Art Seen: August 02

In this week's Art Seen, James Dignan looks at exhibitions from The Artist's Room, Otago Museum, and Amy Melchior.

 

Ginger, by Stephen Martyn Welch
Ginger, by Stephen Martyn Welch
''Stephen Martyn Welch and Steev Peyroux'' (The Artist's Room)

The latest exhibition at The Artist's Room sees two top local artists going head to head with sumptuous panoramas and excellent portraits.

Steev Peyroux's images capture moments in time along an atmospheric coastline. Many of the works are painted close to the artist's Brighton home and along the Otago coast. While several works, such as Green Islands, show clear daylight scenes, it is the paintings which capture mistier or stormier light that grabs the imagination.

The sun rays illuminating Solar and the sepia-drenched My Island capture a more magical land. This same air of unreality infuses a work which stands out by both subject matter and title - the harsh rayed tree silhouette of The Sun is God has similarities to the work of Peyroux's friend Olav Nielsen, while retaining a style and atmosphere which is Peyroux's own.

Alongside these works are a series of excellent portraits by Stephen Martyn Welch. These bold semi-nude figures are painted using a combination of broad grid-like brush and palette knife strokes, over and under which the figure is painted in a style which is simultaneously smoother yet retains the confident painterly use of the brush. Images such as Longing and What Did You Just Say perfectly capture both the subject's expression and emotion.

 

Tropical Ocean, by Ana Teofilo
Tropical Ocean, by Ana Teofilo
''Art + Oceans'' (Otago Museum HD Skinner Annex)
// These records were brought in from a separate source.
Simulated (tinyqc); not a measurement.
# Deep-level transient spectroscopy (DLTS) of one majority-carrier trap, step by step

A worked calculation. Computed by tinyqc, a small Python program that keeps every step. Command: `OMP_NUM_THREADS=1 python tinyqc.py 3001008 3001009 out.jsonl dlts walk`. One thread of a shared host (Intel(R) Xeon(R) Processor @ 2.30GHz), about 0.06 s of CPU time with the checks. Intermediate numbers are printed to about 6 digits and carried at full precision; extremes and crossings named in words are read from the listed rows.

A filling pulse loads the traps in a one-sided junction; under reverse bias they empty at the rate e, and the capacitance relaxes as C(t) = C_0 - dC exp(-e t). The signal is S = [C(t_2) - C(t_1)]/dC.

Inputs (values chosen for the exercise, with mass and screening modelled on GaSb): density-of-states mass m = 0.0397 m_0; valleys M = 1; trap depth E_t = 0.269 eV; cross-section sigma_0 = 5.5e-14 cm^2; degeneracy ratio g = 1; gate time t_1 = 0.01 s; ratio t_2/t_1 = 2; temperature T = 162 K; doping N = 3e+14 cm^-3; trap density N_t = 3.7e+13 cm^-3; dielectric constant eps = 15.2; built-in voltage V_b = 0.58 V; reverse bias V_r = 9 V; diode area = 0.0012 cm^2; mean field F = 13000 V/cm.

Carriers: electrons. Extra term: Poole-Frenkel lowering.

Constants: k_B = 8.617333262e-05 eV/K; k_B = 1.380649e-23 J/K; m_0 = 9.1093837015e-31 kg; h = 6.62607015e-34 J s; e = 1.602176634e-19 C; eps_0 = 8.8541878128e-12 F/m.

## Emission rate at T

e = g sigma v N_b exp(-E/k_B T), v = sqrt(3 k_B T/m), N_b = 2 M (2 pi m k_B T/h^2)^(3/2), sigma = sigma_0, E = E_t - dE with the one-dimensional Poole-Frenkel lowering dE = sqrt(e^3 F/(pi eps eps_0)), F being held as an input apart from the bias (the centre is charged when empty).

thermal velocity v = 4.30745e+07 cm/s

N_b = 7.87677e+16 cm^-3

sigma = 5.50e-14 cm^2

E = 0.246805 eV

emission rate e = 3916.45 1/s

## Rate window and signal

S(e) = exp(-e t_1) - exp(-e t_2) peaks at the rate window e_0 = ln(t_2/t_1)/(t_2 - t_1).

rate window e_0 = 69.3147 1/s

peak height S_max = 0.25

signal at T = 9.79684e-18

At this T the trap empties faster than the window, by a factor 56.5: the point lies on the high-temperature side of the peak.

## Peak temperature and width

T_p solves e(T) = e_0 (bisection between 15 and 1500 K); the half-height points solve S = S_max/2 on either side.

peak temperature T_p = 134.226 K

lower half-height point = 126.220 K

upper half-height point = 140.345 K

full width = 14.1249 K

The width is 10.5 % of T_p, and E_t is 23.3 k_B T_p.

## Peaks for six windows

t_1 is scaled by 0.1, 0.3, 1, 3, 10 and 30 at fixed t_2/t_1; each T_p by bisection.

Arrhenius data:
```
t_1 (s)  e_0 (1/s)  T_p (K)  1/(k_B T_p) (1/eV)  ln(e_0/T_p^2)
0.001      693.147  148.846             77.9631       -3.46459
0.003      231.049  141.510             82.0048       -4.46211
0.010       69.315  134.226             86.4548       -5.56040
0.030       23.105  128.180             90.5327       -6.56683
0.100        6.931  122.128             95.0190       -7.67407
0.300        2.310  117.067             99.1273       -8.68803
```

Otago Museum's annual collaboration between art and science this year focuses on oceans. This collaboration between Otago Polytechnic and University of Otago is going from strength to strength, this year attracting work from about 50 artists and scientists.

Each piece is the subject of a working partnership between a scientist and an artist, with the researches of one providing the inspiration for the other. The subjects of the artworks are guided by the specialist areas of study.

In response, the art illuminates some of the science's more academic aspects, enabling it to be more readily grasped by the layperson. The exhibition's catalogue is a vital tool to gain an in-depth understanding into the art and the science behind it.

With such a diverse array, it is impossible to do more than pinpoint several memorable works. Heramaahina Eketone's traditional carving, reflecting Georgia Bell's studies into the effect of pollution on kaimoana, is one such; another is Becky Cameron's cut paper exploration of the hydrographic maps of Emily Tidey.

The centrepiece works (by Lynn Taylor and Jenny Rock) reflect Ro Allen's study of vitally important plankton. Susan Nunn's fabric interpretation of Abby Smith's microscopic bryozoans is one of several works which add a note of fun to the exhibition.

 

All the Silver Ships You Carry, by Amy Melchior
All the Silver Ships You Carry, by Amy Melchior
''All the Silver Ships You Carry'', Amy Melchior (Fe29 Gallery)

Maritime images are among the influences of Amy Melchior, whose exhibition ''All the Silver Ships You Carry'' is currently on display at Fe29.

Melchior uses the relatively uncommon medium of encaustic wax. The works are painted using pigmented molten wax applied using a brush and then etched and scraped once it has hardened. Melchior creates her works by building up a multitude of thin wax layers; the medium's partial translucency creating a great sense of depth in the works.

The process allows the artist to produce work with a three-dimensional component, with ''eruptions'' and pitted areas in the finished pieces, in some ways analogous to impasto paintwork. Cutting through multiple layers of wax in this way, however, reveals different colours and textures.

The artist hovers at the boundary between abstraction and representational art. In works such as A Land of Plenty and Searching For a Heart of Gold, ancient mine working has been invoked as an inspiration, producing images that have the feel of fossilised beaches.

Other works also suggest the interface between human endeavour and nature, in the Blooms referencing the cultivation of once-wild plants, and the exhibition's titular work, which is inspired by the accidental and deliberate manipulation of regional ecologies by the movement of people around the globe.